VICTORIA'S coal-fired power generators have been dealt a blow in their bid to take a bigger share of the state's water, after an advisory panel told the state government not to give away a ''rare bounty''.
The advice puts the government in an awkward position after Energy Minister Peter Batchelor threw his support behind the power companies' controversial proposals in November.
Latrobe Valley generators use about 125 billion litres of water a year - one-third of Melbourne's annual consumption - and have asked the government for access to a larger volume and more guaranteed supplies.
Central to the bid is a request to tap into a portion of unallocated water in Blue Rock dam, likely to be worth about 20 billion litres a year.
But the panel - hired to advise Water Minister Tim Holding on the development of a 50-year strategy - has named uncertainty in the coal industry as a reason not to give the water to the generators.
The panel, which includes some of the state's top water experts such as Professor John Langford and Christine Forster, said the government should keep the water in public hands.
Ms Forster said this would give the flexibility to use the water where it was most needed at any given time, for environmental flows, recreational purposes or power generation.
The panel also called for the power companies' water rights to be brought into line with those of irrigators and water authorities.
Such a move would compel the power generators to continue pumping their treated waste water into nearby rivers.
Waste water from power stations makes up most flows down the Latrobe River, but the generators have warned that, under current rules, they are not compelled to give their water back to the rivers.
A draft decision over how to allocate the Blue Rock water is due this year.

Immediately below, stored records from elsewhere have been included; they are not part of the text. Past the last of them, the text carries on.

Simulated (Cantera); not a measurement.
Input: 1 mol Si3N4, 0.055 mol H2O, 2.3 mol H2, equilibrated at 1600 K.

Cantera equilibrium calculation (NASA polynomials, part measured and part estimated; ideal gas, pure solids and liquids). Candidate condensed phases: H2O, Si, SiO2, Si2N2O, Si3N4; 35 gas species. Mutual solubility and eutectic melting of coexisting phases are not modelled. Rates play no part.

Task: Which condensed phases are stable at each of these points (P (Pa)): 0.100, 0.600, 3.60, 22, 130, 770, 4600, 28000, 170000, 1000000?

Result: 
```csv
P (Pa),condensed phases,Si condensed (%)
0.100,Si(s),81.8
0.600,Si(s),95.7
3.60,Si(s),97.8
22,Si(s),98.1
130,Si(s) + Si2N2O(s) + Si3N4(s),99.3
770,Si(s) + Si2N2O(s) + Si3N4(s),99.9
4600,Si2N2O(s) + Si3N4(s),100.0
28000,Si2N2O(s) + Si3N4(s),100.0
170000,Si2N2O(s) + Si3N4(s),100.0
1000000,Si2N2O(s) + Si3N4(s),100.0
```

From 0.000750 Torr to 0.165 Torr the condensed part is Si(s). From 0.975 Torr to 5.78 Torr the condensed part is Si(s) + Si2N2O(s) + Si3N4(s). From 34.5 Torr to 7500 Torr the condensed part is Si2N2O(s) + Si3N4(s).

The fight for more of Victoria's water has raised further questions about the Latrobe Valley generators, some of which are among the most polluting power stations in Australia.
The generators have warned that switching to clean-coal technologies could also increase the sector's drain on water supplies.
But federal Water and Climate Change Minister Penny Wong reiterated yesterday that coal would be crucial in energy production for Australia until at least 2050.